The Daily Mail responded to the NOTW closure:

" The Mail does not dance on the News of the World's grave. The death of any newspaper diminishes democracy. The sanctimonious crowing over its demise by such individuals as the sex pervert Max Mosley and that compulsive liar Alastair Campbell is truly sickening.

"Ultimately, the News of the World's downfall can be blamed on hubris. The Murdoch empire thought it had the politicians, the police – and Britain's media – in its pocket."

Andrew Gilligan in the Telegraph:

"No doubt there will be hollow laughter around some breakfast tables at this. The danger right now is that the wave of disgust sweeps all before it. It is true that all media organisations from time to time use tactics that may, to some, seem morally dubious. We sometimes pay for information. We sometimes use subterfuge.

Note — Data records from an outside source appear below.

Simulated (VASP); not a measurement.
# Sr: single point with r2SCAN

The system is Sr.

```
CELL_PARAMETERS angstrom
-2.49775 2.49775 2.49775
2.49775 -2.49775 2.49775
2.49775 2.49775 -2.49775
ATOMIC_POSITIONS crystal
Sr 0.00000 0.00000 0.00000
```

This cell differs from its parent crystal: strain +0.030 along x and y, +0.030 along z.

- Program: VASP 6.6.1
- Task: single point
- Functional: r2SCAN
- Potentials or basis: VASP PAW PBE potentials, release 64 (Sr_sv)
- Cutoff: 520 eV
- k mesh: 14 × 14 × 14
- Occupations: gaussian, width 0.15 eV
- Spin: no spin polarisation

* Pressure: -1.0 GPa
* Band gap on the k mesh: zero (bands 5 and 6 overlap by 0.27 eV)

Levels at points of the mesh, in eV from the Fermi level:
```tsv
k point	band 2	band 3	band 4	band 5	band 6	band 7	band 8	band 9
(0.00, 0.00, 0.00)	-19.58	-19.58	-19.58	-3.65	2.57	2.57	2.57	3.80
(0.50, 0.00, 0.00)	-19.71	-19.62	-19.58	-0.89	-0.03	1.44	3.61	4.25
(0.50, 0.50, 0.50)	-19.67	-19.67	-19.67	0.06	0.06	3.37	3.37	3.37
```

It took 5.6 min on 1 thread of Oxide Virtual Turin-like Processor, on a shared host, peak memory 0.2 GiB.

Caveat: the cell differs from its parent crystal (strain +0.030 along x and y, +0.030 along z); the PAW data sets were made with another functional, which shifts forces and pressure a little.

"But the difference is that unlike the News of the World, where hacking seems to have been almost a reflex, most newspapers employ subterfuge, payment and the like rarely, carefully and on stories of real public interest. In a country as secretive as Britain, there is sometimes no other way to obtain information of vital public importance. Had The Daily Telegraph not paid its sources, all you would have seen of the MPs' expenses would be acres of blacked-out paper."

Stephen Glover in the Independent:

"My belief is that Rebekah Brooks will have to go, and that James and even Rupert Murdoch may not be safe. Temporarily closing a newspaper – for that is what this announcement amounts to – should not divert our attention from the main culprits. This is a desperate ploy by a dysfunctional company."

William Rees-Mogg in The Times:

"The first rule of newspaper ethics, as with the ethics of political life, is not to lose touch with the moral codes of the audience: common sense, goodwill, help to neighbours, decent conduct in general.

"In financial terms, the News of the World was of far less importance to the future of the [News Corp] group than BSkyB. The NoW was a rather elderly cash cow for the business; the BSkyB purchase could greatly strengthen the ability of the Murdoch business to finance further ventures on a global scale in the face of determined competition. The NoW was something above a financial indulgence but it would have become an indulgence too far to allow the failings of judgment in one newspaper to block far more promising developments.”